Advance Rate

Private Credit & Direct Lending

Definition

Advance rate is the percentage of eligible collateral value that can support debt. If a lender advances 80% against eligible receivables, every $100 of eligible receivables supports up to $80 of borrowing before reserves and other limits.

Why it matters

Advance rates translate collateral into debt capacity. A higher advance rate can increase borrower liquidity and investor yield, but it leaves less margin for collateral deterioration, fraud, dilution, or forced-sale discounts. Comparing private credit deals without comparing advance rates can hide major differences in collateral protection.

Common misconceptions

  • An advance rate applies to eligible collateral, not necessarily all collateral reported by the borrower.
  • A low advance rate is not automatically safe if collateral valuation is stale or recovery is hard.
  • Different collateral types should not be compared using one generic advance-rate threshold.

Technical details

Collateral-specific rates

Trade receivables often support higher rates than inventory because receivables convert to cash more directly. Inventory, equipment, real estate, royalties, and litigation claims generally need more conservative rates because sale timing and valuation are less certain.

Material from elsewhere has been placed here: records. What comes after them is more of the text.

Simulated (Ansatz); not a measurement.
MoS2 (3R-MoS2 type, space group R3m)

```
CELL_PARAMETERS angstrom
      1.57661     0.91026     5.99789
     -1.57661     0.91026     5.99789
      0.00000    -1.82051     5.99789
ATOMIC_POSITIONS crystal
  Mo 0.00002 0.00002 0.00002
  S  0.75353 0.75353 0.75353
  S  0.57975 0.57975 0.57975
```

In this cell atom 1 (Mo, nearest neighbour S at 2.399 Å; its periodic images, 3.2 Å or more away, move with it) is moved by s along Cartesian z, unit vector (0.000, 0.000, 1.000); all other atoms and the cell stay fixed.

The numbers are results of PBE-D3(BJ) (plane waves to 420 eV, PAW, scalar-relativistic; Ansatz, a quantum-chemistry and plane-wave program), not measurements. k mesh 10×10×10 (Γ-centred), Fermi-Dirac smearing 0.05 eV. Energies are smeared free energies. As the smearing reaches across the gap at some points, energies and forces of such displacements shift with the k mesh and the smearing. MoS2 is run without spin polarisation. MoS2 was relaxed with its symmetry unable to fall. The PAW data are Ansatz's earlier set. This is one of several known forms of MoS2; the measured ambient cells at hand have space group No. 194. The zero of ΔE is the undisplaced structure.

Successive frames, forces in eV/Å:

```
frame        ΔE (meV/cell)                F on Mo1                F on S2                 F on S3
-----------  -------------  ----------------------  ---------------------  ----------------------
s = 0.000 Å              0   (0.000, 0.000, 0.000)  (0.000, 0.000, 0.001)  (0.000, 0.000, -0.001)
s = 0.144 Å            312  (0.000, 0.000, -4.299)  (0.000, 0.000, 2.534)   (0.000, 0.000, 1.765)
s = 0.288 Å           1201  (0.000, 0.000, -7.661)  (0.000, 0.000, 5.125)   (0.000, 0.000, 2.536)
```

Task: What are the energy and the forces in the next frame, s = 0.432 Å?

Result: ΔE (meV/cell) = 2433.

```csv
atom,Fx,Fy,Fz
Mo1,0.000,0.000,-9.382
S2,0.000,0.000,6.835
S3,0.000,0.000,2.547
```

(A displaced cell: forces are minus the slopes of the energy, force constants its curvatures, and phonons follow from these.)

A pool can have layered rates: 85% for prime receivables, 70% for cross-border receivables, 50% for inventory, and 0% for ineligible assets.

Interaction with concentration and reserves

Advance rate is only one lever. A facility can have an 85% receivables advance rate but cap any single obligor at 15% of eligible collateral. Amounts above that cap are excluded before the advance rate applies.

Reserves reduce availability after the advance-rate calculation, so the effective advance rate can be materially lower than the headline number.

Diligence questions

What historical recovery data supports the rate?

Is the rate based on book value, market value, net orderly liquidation value, or appraised value?

Can the lender change advance rates after collateral deterioration, field exams, or covenant breaches?